A decade after the African Growth and Opportunities Act (AGOA), a preferential US trade agreement, became law on 18 May 2000, there are questions over the benefits, if any, derived from the initiative.
AGOA was touted by the US government as offering "tangible incentives for African countries to continue their efforts to open their economies and build free markets"; in return, selected countries could access US markets without restrictive quotas or import taxes.
Neither Swaziland nor Lesotho had a textile sector before the advent of AGOA, but the quality of the jobs it created, and the labour conditions and working environment, are being examined by local as well as US authorities.
"We ask: who is the beneficiary of the textile factories that have opened here since AGOA?" said Comfort Gina, secretary general of the Swaziland Federation of Trade Unions (SFTU), an umbrella body. "Jobs were created, but if you take the basic income versus expenditures of a worker, basics like transport, food and accommodation exceed income."
The average monthly wage for a textile factory worker is about US$117, according SFTU data. "Workers are paid below the taxable income level, so the national economy at large isn't benefiting either," he told IRIN.
The US Department of Commerce said the value of Swaziland's AGOA exports increased nearly threefold, from $65 million in 2001 to a peak of $199 million in 2005; Lesotho's exports reached $140 million in 2001 and peaked at $467 million in 2004.
Now the fortunes of both these landlocked countries have declined. By 2007 Swaziland's AGOA exports were only $141 million, and by 2009 the peak amount had almost halved to $101 million. Lesotho mirrored the trend: AGOA exports were at $339 million in 2008, but dropped to $227 million in 2009, about half the peak level.
During the peak period of Swaziland's AGOA exports, employee numbers were double the current figure - about 15,000 Swazis, mostly women, are employed in garment factories financed by Taiwanese investors and operated by managers from mainland China.
A strengthening of the local currency - the Lilangeni, which is pegged to the South African rand - combined with the global economic slowdown, resulted in a steep decline in orders.
Factories have closed, some of which were built at government expense and rented at very low cost to induce businesses to set up in the country. Worker housing was not built, and more often than not employees built informal housing as close to their workplaces as possible.

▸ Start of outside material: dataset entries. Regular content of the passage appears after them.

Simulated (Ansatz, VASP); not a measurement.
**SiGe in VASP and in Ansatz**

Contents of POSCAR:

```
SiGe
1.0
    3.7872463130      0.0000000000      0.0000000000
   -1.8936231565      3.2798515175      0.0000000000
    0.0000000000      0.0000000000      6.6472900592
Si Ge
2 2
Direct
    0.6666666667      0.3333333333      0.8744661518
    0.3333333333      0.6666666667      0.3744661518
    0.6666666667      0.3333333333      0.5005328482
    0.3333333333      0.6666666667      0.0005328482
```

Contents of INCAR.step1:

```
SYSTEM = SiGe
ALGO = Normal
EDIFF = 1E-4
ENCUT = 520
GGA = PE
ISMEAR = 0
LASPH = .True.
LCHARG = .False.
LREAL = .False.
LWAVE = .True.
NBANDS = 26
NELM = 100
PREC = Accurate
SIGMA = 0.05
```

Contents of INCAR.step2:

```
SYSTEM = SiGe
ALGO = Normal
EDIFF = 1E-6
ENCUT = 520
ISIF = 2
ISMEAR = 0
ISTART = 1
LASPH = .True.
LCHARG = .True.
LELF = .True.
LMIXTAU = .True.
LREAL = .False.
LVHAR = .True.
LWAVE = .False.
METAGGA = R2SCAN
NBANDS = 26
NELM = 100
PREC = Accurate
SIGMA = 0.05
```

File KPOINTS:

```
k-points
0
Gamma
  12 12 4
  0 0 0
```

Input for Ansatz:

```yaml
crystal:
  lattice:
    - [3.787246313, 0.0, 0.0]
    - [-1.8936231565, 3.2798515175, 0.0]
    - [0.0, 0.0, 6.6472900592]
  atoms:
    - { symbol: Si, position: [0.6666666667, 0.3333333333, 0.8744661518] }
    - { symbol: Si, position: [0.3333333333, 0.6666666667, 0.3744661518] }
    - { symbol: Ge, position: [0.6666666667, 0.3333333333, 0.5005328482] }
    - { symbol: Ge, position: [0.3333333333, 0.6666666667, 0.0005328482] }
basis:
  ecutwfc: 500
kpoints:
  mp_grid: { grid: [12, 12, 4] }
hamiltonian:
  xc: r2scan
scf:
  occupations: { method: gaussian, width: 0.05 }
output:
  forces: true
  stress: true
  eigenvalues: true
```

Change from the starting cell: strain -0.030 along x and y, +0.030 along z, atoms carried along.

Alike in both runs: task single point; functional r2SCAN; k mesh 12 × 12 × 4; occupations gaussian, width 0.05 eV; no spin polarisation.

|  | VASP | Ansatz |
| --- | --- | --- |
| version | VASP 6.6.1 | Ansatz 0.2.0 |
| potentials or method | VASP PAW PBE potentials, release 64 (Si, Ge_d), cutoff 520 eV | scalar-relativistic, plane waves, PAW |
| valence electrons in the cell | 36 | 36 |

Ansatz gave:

Felicia Dlamini, a developmental economist based in the capital, Mbabane, told IRIN: "From the standpoint that AGOA brought jobs then, yes, it has been a success, though half the jobs are gone now; but we have to look at the quality of the jobs, and other factors that have impacted on the quality of people's lives."
Zodwa Mavimbela, Assistant Commissioner for Verifying Audits at the Ministry of Finance, which monitors company tax compliance, commented: "Every country wants its workers to pay taxes - that's what we hoped when the AGOA factories arrived. Taxes pay for social programmes, but the workers are paid too little to pay much tax, and the companies are unprofitable and don't pay tax."
Poor labour conditions
Gladys, 26, who declined to give her last name, is one of six women who share a room within walking distance of a factory in Matsapha, an industrial estate about five kilometres west of Swaziland's commercial city, Manzini.
They sleep in shifts, heat water on a gas stove, and bathe in a metal tub; their meals usually consist of bread, maize-meal porridge and vegetables - meat is a rarity.
"All of us have to support children and families. Most of us are from the rural areas - we were driven from there by the poverty and drought," said Gladys, a mother of two who works as a seamstress at the factory.
|There is not a single factory that has a collective bargaining agreement with a workers union|
"That is why we all have boyfriends - even the married girls - because we need gifts from them to buy clothes and pay for our children's school needs," she said.
Swaziland is ruled by sub-Saharan Africa's last absolute monarch, King Mswati III, and democratic credentials weigh heavily in determining eligibility for AGOA, but because the country had begun work on democratic reforms, such as drawing up a new constitution, it just made the cut.
Labour law concerns were raised by the US Deputy Trade Representative, Ambassador Demetrios Marantis, at a meeting with government officials in February 2010. A US government official, who declined to be identified, told IRIN that if Swaziland did not improve its labour conditions it could lose its AGOA status.
"There is not a single factory that has a collective bargaining agreement with a workers union. On average, union representation at the factories is 30 percent - far below the 50 percent union membership needed for bargaining power," said SFTU's Gina.
"Employers will give the appearance of cooperating with the union when AGOA inspectors come around, but they are doing everything they can to discourage unionization."
In March, Prime Minister Sibusiso Dlamini acknowledged the concerns over "the rate of progress by Swaziland in the implementation of international labour agreements, and in particular the effectiveness of monitoring working conditions, and the freedom to organize under the laws of Swaziland."